'Politicians put pressure for PIC funds' - Dan Matjila
A storm is brewing over an alleged R2.4m undeclared loan advanced by the failed VBS Mutual Bank to former Public Investment Corporation head Dan Matjila.
The alleged loan, which was apparently not declared to the PIC, was seemingly uncovered by a forensic investigation commissioned by the corporation. UDM leader Bantu Holomisa posted pages from the alleged forensic report, dated April 2019, on his Twitter account. It details a R2.456, 761.66 given to Matjila in 2017.
The report stated: "Dr Matjila was granted a loan in VBS and, in his capacity as CEO and his direct involvement in the 2nd and 3rd rights issue, he had the duty to disclose that he received such a loan. In the absence of documentation from VBS, we are unable to conclude whether such a loan constitutes a gratification."
Matjila, who's currently on the stand at the PIC commission of inquiry in Pretoria, through his lawyers, denied receiving such a loan.
Head of corporate affairs at PIC Deon Botha yesterday couldn't confirm or deny the findings of the said forensic probe.
"The VBS investment is one of the investments that the commission of inquiry into the PIC is looking into. As a principle, the PIC does not comment on investments that are before the commission."
In October last year, a report by advocate Terry Motau and Werksman's Attorneys, titled the Big Bank Heist, detailed how the VBS bank was looted of about R2bn by politically connected individuals, including employees of the PIC, which had approved the investment of millions into the bank.
President Cyril Ramaphosa appointed former president of the Supreme Court of Appeal, judge Lex Mpati, to head the commission of inquiry into, among others, the corporation's deals, structure and the remuneration of employees between January 2015 and August last year. Mpati is assisted by former Reserve Bank governor Gill Marcus and Emmanuel Lediga as commissioners.
Throughout my time spent as CIO, I experienced a great deal of pressure from senior politicians of most partiesDan Matjila, former PIC CEO and CIO
Matjila yesterday told the inquiry about "great deals of pressure" from politicians and "very influential people" who wanted their associates' business ventures to be funded.
Matjila, who was appointed PIC CEO in December 2014, said leading the PIC which manages assets worth more than R2-trillion, was "extremely stressful".
Matjila spent 15 years at the corporation as CEO and CIO (chief information officer).
Matjila told the inquiry yesterday, his second day on the stand, that the PIC was prone to outside pressures.
"Throughout my time spent as CIO, I experienced a great deal of pressure from senior politicians of most parties, very influential people in various fields and business people who, for no other reason than entitlement, felt that their business ventures or those of their associates deserved to be financed by the PIC."

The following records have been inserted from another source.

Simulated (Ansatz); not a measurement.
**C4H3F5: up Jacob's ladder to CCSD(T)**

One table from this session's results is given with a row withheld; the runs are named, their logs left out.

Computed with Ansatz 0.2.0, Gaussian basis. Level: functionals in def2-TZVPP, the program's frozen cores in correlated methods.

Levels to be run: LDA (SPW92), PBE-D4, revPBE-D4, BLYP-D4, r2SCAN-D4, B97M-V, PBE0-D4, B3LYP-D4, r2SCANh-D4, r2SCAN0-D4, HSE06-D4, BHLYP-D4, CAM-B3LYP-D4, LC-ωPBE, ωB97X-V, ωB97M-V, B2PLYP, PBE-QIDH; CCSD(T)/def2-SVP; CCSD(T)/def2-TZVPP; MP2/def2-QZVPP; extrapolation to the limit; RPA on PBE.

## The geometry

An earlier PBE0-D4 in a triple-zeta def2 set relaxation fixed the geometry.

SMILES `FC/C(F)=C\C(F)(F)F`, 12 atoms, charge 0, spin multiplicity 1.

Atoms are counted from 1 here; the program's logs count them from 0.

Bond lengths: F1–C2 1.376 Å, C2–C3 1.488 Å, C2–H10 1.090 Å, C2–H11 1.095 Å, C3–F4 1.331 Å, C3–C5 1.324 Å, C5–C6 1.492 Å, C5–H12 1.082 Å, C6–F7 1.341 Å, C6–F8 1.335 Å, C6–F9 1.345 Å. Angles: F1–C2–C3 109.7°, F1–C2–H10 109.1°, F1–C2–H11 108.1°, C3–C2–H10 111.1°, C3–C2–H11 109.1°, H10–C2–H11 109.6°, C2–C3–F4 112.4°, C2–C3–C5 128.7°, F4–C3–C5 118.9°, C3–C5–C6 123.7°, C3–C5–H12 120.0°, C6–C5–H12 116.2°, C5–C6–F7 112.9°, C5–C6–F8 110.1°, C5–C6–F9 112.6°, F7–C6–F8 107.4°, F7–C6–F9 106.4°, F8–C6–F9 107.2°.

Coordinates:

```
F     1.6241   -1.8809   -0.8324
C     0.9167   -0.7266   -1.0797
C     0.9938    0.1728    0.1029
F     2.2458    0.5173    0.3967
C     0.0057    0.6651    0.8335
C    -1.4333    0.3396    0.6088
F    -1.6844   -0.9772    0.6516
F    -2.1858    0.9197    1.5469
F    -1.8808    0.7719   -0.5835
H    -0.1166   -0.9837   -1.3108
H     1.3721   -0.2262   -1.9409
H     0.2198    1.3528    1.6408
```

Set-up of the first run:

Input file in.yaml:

Marcus asked him, in the light of the pressures outlined, how did he ensure that the credibility of the PIC was protected when these ministers, who had nothing to do with the work of the PIC, asked to meet him. "Did you take someone with you to these meetings to record or take notes?"
Matjila, who admitted to have met some ministers in private, said: "They asked for private meetings; the biggest protection for me would be the process of the PIC."